The Industrial Pasta Manufacturing Process
Pasta production is no different from any other automated or semi-automated production system in that it is performed through a chain of automated operations all working in sequence.
Pasta is produced by mixing milled wheat, water and other optional ingredients to create the dough. Most modern pasta presses are equipped with a vacuum chamber that removes air bubbles from the pasta dough before extrusion takes place. If this process fails, small bubbles will form inside the pasta reducing the quality of the finished product by diminishing its mechanical strength and giving the product a white, chalky appearance.
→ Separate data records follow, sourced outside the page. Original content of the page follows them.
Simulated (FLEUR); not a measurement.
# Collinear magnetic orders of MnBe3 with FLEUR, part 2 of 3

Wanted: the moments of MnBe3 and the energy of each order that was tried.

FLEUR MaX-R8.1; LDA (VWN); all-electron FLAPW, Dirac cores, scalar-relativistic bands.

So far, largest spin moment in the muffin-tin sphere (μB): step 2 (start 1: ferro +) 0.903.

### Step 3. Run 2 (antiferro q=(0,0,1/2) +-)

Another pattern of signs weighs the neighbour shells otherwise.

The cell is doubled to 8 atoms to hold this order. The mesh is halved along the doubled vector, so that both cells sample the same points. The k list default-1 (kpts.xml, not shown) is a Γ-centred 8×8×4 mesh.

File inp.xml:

The dough is then kneaded and moved directly to the extrusion phase where a high capacity auger extruder, equipped with a variety of dies that determine the shape of the pasta, produces the pasta shapes. The auger fits into a grooved extrusion barrel and moves the dough to the extrusion phase generating a great deal of heat due to pressure and frictional forces. In order to dissipate this heat, the extrusion barrels are equipped with a water cooling jacket that maintains the extrusion temperature constant.
After the extrusion phase, pasta is dried. During the drying process, the moisture in the pasta is reduced from approximately 31% to 12-13%. The finished product is thus hard and able to retain its shape and be stored without spoiling. Finally the pasta is packaged.
Virtual Simulation of the Pasta Making Process
The scope of this work was to simulate the entire pasta production process, in particular we:
- studied the rheological aspects of the ingredients to verify the dough’s dependence on various parameters such as temperature, wheat milling and water
- simulated the entire mixing/extruding process to obtain the best quality and appearance of the pasta
- ensured that the flow rate of the dough through the extruder and the die remains uniform throughout the process. Variances in the flow rate will cause pasta to be extruded at different rates and produce pasta that is non-uniform in size resulting in increased costs to the process since that pasta must either be reprocessed or discarded
- reproduced the working pressure of the extruder which allowed us to perform a structural FEM analysis in order to verify stresses and deformations on the extruder and die
- virtually optimized the extruder and die shape to limit the recirculation of the dough. “Dead” zones in the flow cause local solidification of the dough with the consequence of higher maintenance costs and a low quality finished product
- simulated the drying cycle to control the time, temperature, moisture content, and the final hardness and shape of the pasta. In this phase it is important to ensure that the pasta pieces do not stick together and to control the moisture gradients from the surface to the interior of the pasta. If the past dries to fast it will crack on the other hand if the drying is too slow it will spoil and form mold before it dries
All of the single phases in the process were studied, simulated and optimized within an optimization framework. A physical test was carried out at a pasta factory for each phase to validate the simulation model built. The resulting simulation model, which uses a combination of features from modeFRONTIER, ANSYS, Ls-Dyna, CFX and Magma, provides a simulation environment that can be customized to fit the specific needs of any pasta manufacturer.